Madison Dearborn Boots Up Biggest Deal Yet

Target: CDW Corp.

Sponsor: Madison Dearborn Partners

Purchase Price: $7.3 billion

Lenders: JP Morgan Securities Inc. and Lehman Brothers Inc.

Financial Advisor: Target: Morgan Stanley

Legal Counsel: Sponsor: Kirkland & Ellis LLP; Seller: Sidley Austin LLP

The fortunes of computer makers are in flux, but at least one PC retailer is making a fortune. And the siren song of strong revenue growth tempted Madison Dearborn Partners into making its biggest play ever—the acquisition of computer vendor CDW Corp.

Chicago-based Madison Dearborn agreed last month to acquire CDW in a public-to-private deal valued at about $7.3 billion. The deal’s per share price of $87.75 represents a 16.1 percent premium to the closing price on the last trading day before reports were published of a potential deal.

CDW is the largest and most profitable IT reseller in the world and the “most consistent performer” among its peers since 2000, according to Raymond James analyst Brian Alexander. Still, Alexander predicted that the “torrid” rise of CDW’s stock in the last three months—up nearly 45 percent—means that Madison Dearborn should expect little more than a 15.5 percent IRR on its money unless the buyout firm is able to significantly boost EBITDA. The same factors also mean that it’s unlikely a competitor will seek to top Madison Dearborn’s bid, Alexander wrote in a research note.

But analyst projections didn’t scare away Madison Dearborn, which secured debt financing on the deal from J.P. Morgan Securities Inc. and Lehman Brothers Inc. “Our decision to make the largest investment in the history of our firm is a real vote of confidence and an endorsement—the strongest possible endorsement we can make,” said Managing Director Ben Chereskin during a conference call with CDW analysts. Madison Dearborn didn’t return calls seeking further comment.

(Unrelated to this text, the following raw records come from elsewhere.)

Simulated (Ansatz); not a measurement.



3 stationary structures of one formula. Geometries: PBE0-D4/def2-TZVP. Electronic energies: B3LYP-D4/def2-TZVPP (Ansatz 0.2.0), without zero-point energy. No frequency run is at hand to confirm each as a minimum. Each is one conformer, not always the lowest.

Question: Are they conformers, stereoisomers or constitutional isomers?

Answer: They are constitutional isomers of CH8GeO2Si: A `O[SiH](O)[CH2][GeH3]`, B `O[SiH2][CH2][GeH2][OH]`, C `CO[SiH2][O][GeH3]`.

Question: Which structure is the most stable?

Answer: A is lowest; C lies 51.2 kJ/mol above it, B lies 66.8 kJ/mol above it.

Vernon Hills, Ill-based CDW, whose customers include businesses, governments and schools, reported net sales of $6.8 billion in 2006, up from $6.3 billion in 2005. Profit dipped slightly over the same time period, but rebounded in the first quarter of 2007, when CDW reported earnings of $77 million, up from $62 million the year before. Revenue grew by more than 16 percent in the first quarter as well.

Pending shareholder approval, the deal is slated for completion either late in the third quarter or early in the fourth. CDW Founder Michael Krasny, the company’s largest shareholder, has agreed to vote his 22 percent of the company in favor the transaction, according to a statement issued by CDW.

Terms of the agreement give CDW a 30-day go-shop period (beginning May 29) to actively solicit third parties for higher bids. However, analysts suggest that Madison Dearborn’s offer will remain the highest, given CDW’s already high valuation and the fact that the deal was struck following a full-blown auction run by Morgan Stanley.

Madison Dearborn submitted the highest bid, CDW Chairman and CEO John Edwardson said in a conference call.

Madison Dearborn is currently investing out of Madison Dearborn Capital Partners V LP, which it closed last year with $6.5 billion. The firm’s specialty investment areas include communications, consumer, financial services and health care. CDW falls within the firm’s consumer niche, and joins existing retail investments such as Yankee Candle Co. Inc. and NWL Holding Inc., the holding company for National Wholesale Liquidators.—A.N.